Thursday, December 29th, 2016

In order to burn off every last hour of vacation I would have lost at the end of the year, I had to go to work three hours late this morning. It seems petty on the face of it, but I would rather chew on aluminum foil than give up unused vacation hours, so I went in three hours late.

The trick then was to come up with something I could do to occupy my time for three hours in the early hours of the day when almost no place is open outside the office building where I work. The first thing that occurred to me was, go to someplace that’s always open.

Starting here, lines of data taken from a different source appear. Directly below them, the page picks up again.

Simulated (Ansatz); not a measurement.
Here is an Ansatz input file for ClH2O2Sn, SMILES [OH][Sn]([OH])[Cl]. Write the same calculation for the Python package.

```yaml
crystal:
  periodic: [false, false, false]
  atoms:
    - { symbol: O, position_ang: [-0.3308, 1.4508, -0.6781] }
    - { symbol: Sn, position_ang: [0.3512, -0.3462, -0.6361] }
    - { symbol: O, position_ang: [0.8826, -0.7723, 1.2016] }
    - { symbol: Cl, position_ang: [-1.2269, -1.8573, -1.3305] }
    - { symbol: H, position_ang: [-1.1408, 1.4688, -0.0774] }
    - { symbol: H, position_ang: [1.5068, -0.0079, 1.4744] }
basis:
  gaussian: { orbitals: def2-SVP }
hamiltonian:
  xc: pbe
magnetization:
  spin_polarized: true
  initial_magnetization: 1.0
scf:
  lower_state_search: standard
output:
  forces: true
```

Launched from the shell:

After dropping off My Darling B at the front door of the Hill Farms office building, I drove back the way we’d come, turned off the main road into the entrance to the arboretum, and had a walk around the grounds for thirty or forty minutes. At first, I just walked up the road. My goal was to go to the top of a hill to watch the sunrise, but when I got there I could see I was going to be waiting a while. It was too cold to just stand around and wait, so I stepped off the road onto a trailhead to wander around in the trees and bushes for a while. Turns out there are a lot of turkeys living on the grounds of the arboretum. Big ones. They roam the grounds in groups of three or four, and they’re big enough that they made me wonder if I should be worried about spooking them. No, it turned out. It’s a cliche, but they really were more scared of me than I was of them. They gave me the side-eye and slowly moved off to one side or another whenever I approached, never letting me get any closer than twenty yards, which was just fine with me.

I returned to the car just as the sun came up, throwing the trees into a bright golden light, a gorgeous sight I naturally tried to capture by taking a photo. Failed utterly. And I knew I was going to fail even as I took my camera out of my pocket. I’ve tried dozens of times to capture the beauty of a sunrise with a photo, often enough to get the feeling it can’t be done, but I did it anyway. Maybe I’ll get lucky one day.

After the arboretum I went to a locally-owned coffee shop, savored a danish covered in shaved almonds and nursed a cup of coffee for a little over an hour while I read about the latest garbage fires on Twitter. Unsurprisingly, most of them had something to do with Trump. I say “unsurprisingly” because there is no one who can set Twitter on fire like Trump can. My Twitter feed used to be mostly tweets from the people who use robots to explore Mars, Pluto and Saturn, or from my favorite comedians (if you’re not familiar with Hari Kondabolu, you really ought to do something about that right now), or from kittens and puppies. I get a real kick out of the idea that kittens and puppies can have their own Twitter feeds.

But lately, and again this does not seem surprising to me, all those people have been increasingly voicing their concerns about Trump, even the person who was tweeting sarcastically as the Mars Rover, and generally speaking, the kind of people who explore other planets are smart people. So are comedians (at least the funny ones are; how the unsmart, unfunny ones stay in business is a mystery to me). I’ve followed their arguments and I’ve read up on the ones that really worried me, and I’m going to have to stop doing that because it makes me want to emigrate to the Moon. If only there were a moon base.

The kittens and puppies that I follow have not yet weighed in on Trump. I figure it’s only a matter of time.

I felt that I may have hung out in the coffee shop probably a little longer than decorum would have normally allowed, although there was one guy with a laptop who was taking up a table for four with all the work he had spread out, and he wasn’t even drinking coffee, so maybe I’m still okay. The coffee shop I went to is right next door to a public library, so I ducked in there for the rest of the time I had left, batted out this drivel, and then wandered the stacks for a while, just to be with the books. You really can’t go wrong by just being with the books.